Not Your Average Board Teen

Krush Is Her Name—And Her Game

Late one chilly Autumn evening, a cluster of men at the venerable Marshall Chess Club in the Village are playing speed chess, trying not to seem anxious, looking for any excuse not to play Irina Krush. A 17-year-old self-described 'chess nut' and internationally recognized master, Krush is expected to play that night against a dozen players in a simultaneous exhibition. 'I would sign up to play her," says club manager Larry Tamarkin, "but I don't want to embarrass myself any more than I have to."
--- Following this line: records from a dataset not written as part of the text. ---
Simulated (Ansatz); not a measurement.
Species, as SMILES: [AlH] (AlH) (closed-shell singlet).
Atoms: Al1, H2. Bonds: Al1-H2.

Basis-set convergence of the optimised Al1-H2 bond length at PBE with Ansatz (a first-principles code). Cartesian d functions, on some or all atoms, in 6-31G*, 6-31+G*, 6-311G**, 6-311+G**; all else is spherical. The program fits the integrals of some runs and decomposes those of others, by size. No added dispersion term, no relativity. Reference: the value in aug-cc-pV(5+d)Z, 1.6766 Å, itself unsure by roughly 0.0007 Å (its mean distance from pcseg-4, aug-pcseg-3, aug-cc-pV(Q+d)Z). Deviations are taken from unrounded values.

The collective fear of Krush is not altogether unfounded. She admits that her talent for the game can put people off. "It's gotten so that when I meet people now, I don't even tell them what I do," Krush explains. "More than 50 percent of my life is playing chess. So to leave that out when I meet someone, well, that's a big part of me to leave out."

Just a year ago Krush became the youngest female international master. In 1999, she and three other young players faced off against three-time world chess champion Gary Kasparov in a match followed by thousands around the world. Though the official title of the Internet tournament was "Kasparov v. The World," the match was quickly dubbed "Kasparov v. Krush," because she so dominated the play. In 1998, at the age of 14, she became the youngest woman ever to win the U.S. Women's Chess Championship.

Chess whiz Irina Krush: "I don't like to win cheap."
photo: Robin Holland
Chess whiz Irina Krush: "I don't like to win cheap."

Krush's talent for clobbering her opponents while maintaining youthful grace draws plenty of fans at big tournaments. "Everybody starts whispering, 'That's Irina Krush!' You see these old men come up to her with their chessboards, asking her to sign them. It's like walking into a basketball game with Michael Jordan," says Eliot Weiss, Krush's former high school chess coach. Like MJ, Krush says she's not in it just to win it; it's all for the love of the game. "I like a game where I can fight," she explains. "I don't like to win cheap."

If winning doesn't come cheap it certainly comes easy to Krush, who first began playing when she was five. Since then she's had a lot of firsts, and now she's just two tournaments away from becoming the youngest U.S. female grandmaster ever—an achievement that would place her firmly in the center of an elite cadre of fewer than 600 worldwide, 50 of whom are in the U.S. Ranking fourth in the world's top-rated girls and 35th among the top women, Krush is in a position to secure a place in chess history. Making grandmaster at her age would put her in the same league as Bobby Fischer, the legendarily eccentric American champion of Cold War lore.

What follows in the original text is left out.